MIT6.S081 Lab11

Networking

In this lab, we will program on NIC driver to control packet receive and transmit process. Because the lab has a detailed description of how to do the lab, I’ll just put on our code and explain some key points in the lab.

Code Part

int
e1000_transmit(struct mbuf *m)
{
  //
  // Your code here.
  //
  // the mbuf contains an ethernet frame; program it into
  // the TX descriptor ring so that the e1000 sends it. Stash
  // a pointer so that it can be freed after sending.
  //
  acquire(&e1000_lock);
  int txport = regs[E1000_TDT];
  if(tx_ring[txport].status != E1000_TXD_STAT_DD){
    printf("haven't found a packet\n");
    release(&e1000_lock);
    return -1;
  }
  if(tx_mbufs[txport]){
    mbuffree(tx_mbufs[txport]);
  }
  tx_mbufs[txport] = m;
  tx_ring[txport].addr = (uint64)m->head;
  tx_ring[txport].length = m->len;
  tx_ring[txport].cmd = E1000_TXD_CMD_EOP | E1000_TXD_CMD_RS;

  regs[E1000_TDT] = (txport + 1) % TX_RING_SIZE;
  release(&e1000_lock);
  return 0;
}

static void
e1000_recv(void)
{
  //
  // Your code here.
  //
  // Check for packets that have arrived from the e1000
  // Create and deliver an mbuf for each packet (using net_rx()).
  //
  while(1){
    int next_idx = (regs[E1000_RDT] + 1) % RX_RING_SIZE;
    if(0 == (rx_ring[next_idx].status & E1000_RXD_STAT_DD)){
      break;
    }
    rx_mbufs[next_idx]->len = rx_ring[next_idx].length;
    net_rx(rx_mbufs[next_idx]);
    struct mbuf *new = mbufalloc(0);
    rx_ring[next_idx].addr = (uint64)new->head;
    rx_ring[next_idx].status = 0;
    rx_mbufs[next_idx] = new;
    regs[E1000_RDT] = next_idx;
  }
}

Network Architecture

Ethernet

![image-20220130143403111](Lab11 NIC/lab11-1.png)

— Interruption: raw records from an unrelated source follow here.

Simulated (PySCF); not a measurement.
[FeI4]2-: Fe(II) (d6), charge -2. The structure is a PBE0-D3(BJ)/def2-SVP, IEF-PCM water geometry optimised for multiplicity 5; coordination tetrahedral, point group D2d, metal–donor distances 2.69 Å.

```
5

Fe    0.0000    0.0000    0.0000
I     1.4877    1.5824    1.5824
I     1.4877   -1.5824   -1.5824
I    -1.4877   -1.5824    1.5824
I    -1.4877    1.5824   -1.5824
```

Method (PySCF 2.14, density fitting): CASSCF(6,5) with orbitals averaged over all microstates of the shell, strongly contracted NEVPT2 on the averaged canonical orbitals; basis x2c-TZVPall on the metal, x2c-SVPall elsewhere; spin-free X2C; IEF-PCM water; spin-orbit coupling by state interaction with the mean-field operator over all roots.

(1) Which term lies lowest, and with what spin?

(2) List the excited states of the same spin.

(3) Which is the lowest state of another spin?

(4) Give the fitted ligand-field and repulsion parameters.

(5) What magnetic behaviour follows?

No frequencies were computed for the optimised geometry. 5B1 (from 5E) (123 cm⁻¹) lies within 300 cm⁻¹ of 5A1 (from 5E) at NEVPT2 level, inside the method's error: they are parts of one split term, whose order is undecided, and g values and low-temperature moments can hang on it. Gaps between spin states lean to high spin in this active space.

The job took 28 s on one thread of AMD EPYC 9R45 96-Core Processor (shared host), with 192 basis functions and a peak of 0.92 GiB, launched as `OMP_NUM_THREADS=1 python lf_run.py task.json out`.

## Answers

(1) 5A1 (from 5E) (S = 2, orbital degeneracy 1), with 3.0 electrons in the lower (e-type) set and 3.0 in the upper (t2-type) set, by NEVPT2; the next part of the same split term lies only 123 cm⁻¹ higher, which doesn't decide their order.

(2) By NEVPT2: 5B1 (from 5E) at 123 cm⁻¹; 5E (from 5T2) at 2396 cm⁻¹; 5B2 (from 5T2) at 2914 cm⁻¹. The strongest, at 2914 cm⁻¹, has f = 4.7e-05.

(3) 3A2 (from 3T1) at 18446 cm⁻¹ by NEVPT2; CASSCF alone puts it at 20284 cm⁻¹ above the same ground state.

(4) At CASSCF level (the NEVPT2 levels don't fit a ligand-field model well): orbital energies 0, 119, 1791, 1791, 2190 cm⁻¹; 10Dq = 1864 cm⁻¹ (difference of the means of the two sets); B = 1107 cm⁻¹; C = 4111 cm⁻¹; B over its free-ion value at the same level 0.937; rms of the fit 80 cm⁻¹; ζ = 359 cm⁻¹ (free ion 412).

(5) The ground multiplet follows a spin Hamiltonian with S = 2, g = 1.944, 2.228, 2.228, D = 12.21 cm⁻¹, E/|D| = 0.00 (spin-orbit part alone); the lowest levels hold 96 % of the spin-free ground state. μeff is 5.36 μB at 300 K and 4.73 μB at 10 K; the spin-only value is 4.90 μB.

Ethernet frame struct: start flag + 48 bits target eth address + 48bits source eth address + 16bits ether type + payload + end flag

struct eth{
    uint8 dhost[ETHADDR_LEN];
    uint8 shost[ETHADDR_LEN];
    uint64 type;
} __attribute__((packed));

ARP

To transmit packet to remote Host, we need IP address and ARP protocol to translate IP address into eth address. ARP header is nested included in ethernet packet.

struct arp {
  uint16 hrd; // format of hardware address
  uint16 pro; // format of protocol address
  uint8  hln; // length of hardware address
  uint8  pln; // length of protocol address
  uint16 op;  // operation

  char   sha[ETHADDR_LEN]; // sender hardware address
  uint32 sip;              // sender IP address
  char   tha[ETHADDR_LEN]; // target hardware address
  uint32 tip;              // target IP address
} __attribute__((packed));

#define ARP_HRD_ETHER 1 // Ethernet

enum {
  ARP_OP_REQUEST = 1, // requests hw addr given protocol addr
  ARP_OP_REPLY = 2,   // replies a hw addr given protocol addr
};

IP & UDP

// an IP packet header (comes after an Ethernet header).
struct ip {
  uint8  ip_vhl; // version << 4 | header length >> 2
  uint8  ip_tos; // type of service
  uint16 ip_len; // total length
  uint16 ip_id;  // identification
  uint16 ip_off; // fragment offset field
  uint8  ip_ttl; // time to live
  uint8  ip_p;   // protocol
  uint16 ip_sum; // checksum
  uint32 ip_src, ip_dst;
};

// a UDP packet header (comes after an IP header).
struct udp {
  uint16 sport; // source port
  uint16 dport; // destination port
  uint16 ulen;  // length, including udp header, not including IP header
  uint16 sum;   // checksum
};

Kernel Network Stack

![image-20220130150540694](Lab11 NIC/Lab11-2.png)

Each layer will stripe out and check the header according to the its own protocol from mbuf ‘s cached packet to achieve nesting.

MAC chip

![image-20220130151743600](Lab11 NIC/lab11-3.png)

DMA could directly visit memory without interact with CPU, DMA Engine controls PCI bus to transmit between memory and FIFO data buffer.

Transmit steps:

CPU put IP packet into memory and ask DMA Engine to do DMA transmit into FIFO buffer. Then MAC chip splits IP packet into Data frame whose size in range[64KB, 1518KB]. Each frame includes Target MAC Source MAC Protocol type CRC checksum.